British authorities on Wednesday issued an all-ports alert to track down a former soldier awaiting trial on terrorism charges, after he escaped from jail by clinging to the bottom of a delivery van.
Daniel Abed Khalife, 21, was reported to have been working in the kitchen of Wandsworth prison and wearing a chef’s uniform of a white T-shirt and red and white chequered trousers when he absconded.
The Metropolitan Police said ports and airports had been put on high alert after his disappearance from the south London jail at about 7.50am.
He was likely to still be in the London area, although they did not rule out he had travelled outside the British capital, the force added.
The public was warned not to approach him but to call police immediately.
“We have no information which indicates, nor any reason to believe that Khalife poses a threat to the wider public,” said Dominic Murphy, the head of the Met’s Counter Terrorism Command.
Khalife appeared in court in London on January 28 and was remanded in custody over two incidents at the Royal Air Force (RAF) base in Stafford, central England, near the army barracks where he lived.
Khalife is accused of “attempting to elicit information of a kind likely to be useful to a person committing or preparing an act of terrorism” in August 2021. He was also charged with a bomb hoax by placing a suspect device at the RAF base on January 2 this year.
His trial had been set to begin on November 13 at Woolwich Crown Court in south London.
The Prison Service said it was working with police to recapture Khalife and was “urgently investigating how he escaped”.

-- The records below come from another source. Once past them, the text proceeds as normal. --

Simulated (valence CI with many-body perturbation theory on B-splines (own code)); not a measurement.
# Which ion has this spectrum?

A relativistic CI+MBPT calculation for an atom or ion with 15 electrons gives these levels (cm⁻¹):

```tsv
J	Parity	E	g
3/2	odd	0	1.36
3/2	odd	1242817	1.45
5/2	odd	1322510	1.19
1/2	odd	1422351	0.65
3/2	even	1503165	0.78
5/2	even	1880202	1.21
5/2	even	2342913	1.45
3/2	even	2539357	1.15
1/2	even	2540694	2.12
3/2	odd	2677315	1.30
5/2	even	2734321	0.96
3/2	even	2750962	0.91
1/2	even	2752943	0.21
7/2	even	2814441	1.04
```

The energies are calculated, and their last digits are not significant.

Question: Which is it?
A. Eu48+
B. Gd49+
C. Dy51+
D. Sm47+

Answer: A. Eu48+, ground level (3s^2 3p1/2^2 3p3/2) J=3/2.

Justice Secretary Alex Chalk will also speak to the governor of the Category B prison, the second highest level of security.
One of Wandsworth’s most famous recent inmates was tennis superstar Boris Becker, who was jailed for flouting insolvency rules. He was released and deported to Germany last year. WikiLeaks founder Julian Assange is believed to have been taken to Wandsworth after his 2019 conviction for breaching bail conditions.
Previous high-profile prison escapes include one of the so-called Great Train Robbers, Ronnie Biggs, who scaled the wall of Wandsworth prison using a rope ladder and escaped in a removals van.
His disappearance in 1965, just 19 months into a 30-year sentence for his part in the robbery of a mail train two years earlier, saw him spend 36 years on the run. He voluntarily returned to Britain from Brazil in 2001 and was released in 2009 on compassionate grounds.
Former British spy George Blake escaped from Wormwood Scrubs prison in west London in 1966, again using a rope ladder. He fled to the Soviet Union, where he died in 2020.
In 1983, 38 members of the Irish Republic Army escaped from the maximum security Maze prison in Northern Ireland after taking several guards hostage. Most were later captured or tracked down.